Hey guys,
I have a ML job that is doing a distinct count of a field over another e.g.
"detector_description": "distinct_count(reply_CustomerId) over request_IPAddress",
"function": "distinct_count",
"field_name": "reply_CustomerId",
"over_field_name": "request_IPAddress"
I was wondering if it is possible to somehow retrieve the field_name values? I intend to use them in a watcher action.
I've had a look through your result resource documentation and the closest I can see is in the field_name property.
I've also tried adding my field that I am doing the distinct_count over as an influencer to my ml job however, it appears to not include all of the population of reply_CustomerId that the distinct count is performed on. Just a small handful or none.
We are currently on Version: 6.5.4
Any clues?
Thank you!
In this case, ML does not retain the values of the field_name (reply_CustomerId) - so they are not stored within the .ml-anomalies-* index.
If you truly wanted them, you'd need to have your Watch use an "input chain" where the 1st input is a query to determine the anomaly for the field request_IPAddress - then use that request_IPAddress in a subsequent query to the raw data index (passing that request_IPAddress value and most likely also the timestamp of the bucket that the anomaly occurs in).

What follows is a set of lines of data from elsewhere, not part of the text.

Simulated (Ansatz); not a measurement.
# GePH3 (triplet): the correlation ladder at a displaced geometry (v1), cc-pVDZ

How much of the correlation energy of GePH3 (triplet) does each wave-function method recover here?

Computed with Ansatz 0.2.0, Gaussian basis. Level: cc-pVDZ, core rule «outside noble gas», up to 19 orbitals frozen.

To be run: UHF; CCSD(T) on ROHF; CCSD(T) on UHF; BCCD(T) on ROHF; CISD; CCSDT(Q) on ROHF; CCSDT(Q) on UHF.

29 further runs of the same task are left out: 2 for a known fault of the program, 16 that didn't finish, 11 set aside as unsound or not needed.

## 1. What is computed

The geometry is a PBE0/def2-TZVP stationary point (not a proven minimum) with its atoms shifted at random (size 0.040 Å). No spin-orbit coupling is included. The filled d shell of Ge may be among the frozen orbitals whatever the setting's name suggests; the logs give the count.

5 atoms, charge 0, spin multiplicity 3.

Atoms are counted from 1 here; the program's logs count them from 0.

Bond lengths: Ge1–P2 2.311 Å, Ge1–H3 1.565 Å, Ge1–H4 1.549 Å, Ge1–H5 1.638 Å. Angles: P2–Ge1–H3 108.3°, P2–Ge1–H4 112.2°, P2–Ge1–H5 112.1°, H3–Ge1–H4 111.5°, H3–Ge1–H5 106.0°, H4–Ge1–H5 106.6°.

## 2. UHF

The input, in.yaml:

Then, you could have a list of the reply_CustomerIds that made the distinct count anomalous.
An example of a chain input watch can be seen here: https://github.com/elastic/examples/blob/master/Alerting/Sample%20Watches/ml_examples/bucket_record_chain_watch.json
But note that in the above example, the 2nd query also hits the .ml-anomalies-* index. In your case, you'd hit the raw data index.